In one incarnation I planned to raku fire the plaque using a simple white crackle glaze for the background and either glazing the tree green or leaving it carbon black. But believe it or not, despite all the raku firings in the past couple of years, there simply wasn’t room or time between raku orders and stock replacement for me to pop the plaque into the kiln! Unfortunately the poor thing wasn’t a priority in all the flame and sawdust, so it never happened.

My next plan was to reduction fire the piece using a gas kiln. I thought about using a white or clear glaze with wax resist on the tree to highlight the design, creating a speckled effect under the glaze and a dark toasted brown on the unglazed areas. But then, would you believe it, the gas kiln broke! In fact the gas kiln was out of action for many months last year for various reasons. It all began with a misfire caused by a power cut (the controls and safety switch are electric) which plunged the pottery studio into darkness, wheels spinning slowly to a stop. Let’s just say this event ‘coincided’ with the setting-up of the stage and cabling for last year’s Isle of Wight Festival...(!) Anyway, yet again, poor little plaque didn’t get glazed.

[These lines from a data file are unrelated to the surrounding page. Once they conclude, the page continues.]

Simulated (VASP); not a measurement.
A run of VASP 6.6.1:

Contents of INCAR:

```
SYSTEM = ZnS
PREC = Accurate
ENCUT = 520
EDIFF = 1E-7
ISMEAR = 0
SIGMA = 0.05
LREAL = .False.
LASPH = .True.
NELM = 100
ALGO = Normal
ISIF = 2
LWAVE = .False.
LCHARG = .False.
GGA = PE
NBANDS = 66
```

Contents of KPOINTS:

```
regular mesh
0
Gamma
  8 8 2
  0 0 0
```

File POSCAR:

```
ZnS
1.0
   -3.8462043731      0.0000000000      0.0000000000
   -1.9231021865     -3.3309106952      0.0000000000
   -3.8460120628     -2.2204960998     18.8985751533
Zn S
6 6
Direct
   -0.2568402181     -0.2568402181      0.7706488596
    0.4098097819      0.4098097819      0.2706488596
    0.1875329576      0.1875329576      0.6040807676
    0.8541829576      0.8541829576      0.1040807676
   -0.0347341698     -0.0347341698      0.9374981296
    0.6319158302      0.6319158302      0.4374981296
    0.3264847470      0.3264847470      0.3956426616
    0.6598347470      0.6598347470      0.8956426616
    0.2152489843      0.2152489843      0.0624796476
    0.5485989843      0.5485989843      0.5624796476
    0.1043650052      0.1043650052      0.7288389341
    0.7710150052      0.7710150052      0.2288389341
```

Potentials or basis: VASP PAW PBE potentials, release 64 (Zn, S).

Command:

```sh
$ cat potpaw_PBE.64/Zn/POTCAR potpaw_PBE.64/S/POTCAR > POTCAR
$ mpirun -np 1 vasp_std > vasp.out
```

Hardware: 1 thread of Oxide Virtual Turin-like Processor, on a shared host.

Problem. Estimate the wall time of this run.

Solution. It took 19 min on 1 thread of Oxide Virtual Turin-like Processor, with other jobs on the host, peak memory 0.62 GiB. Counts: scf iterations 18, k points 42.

Then a couple of months ago I found the forgotten little plaque wrapped in tissue in a drawer; bisque fired but looking quite forlorn. So I made a decision: stick to something simple! I used a mixture of oxides (iron, cobalt and manganese oxides in equal parts) and brushed this into the tree design, wiping back with a damp sponge. Then I took a wide flat brush loaded with plain white glaze and simply ‘swiped’ over the top. Done! Fired in an electric kiln in oxidation and finished at last! You can see the different stages of making – from painting to finished plaque – in the photos at the top of the post. What the photos don’t show is the complicated, logistically chaotic and random stuff that sometimes goes on in the background when you try to made decisions about glazing!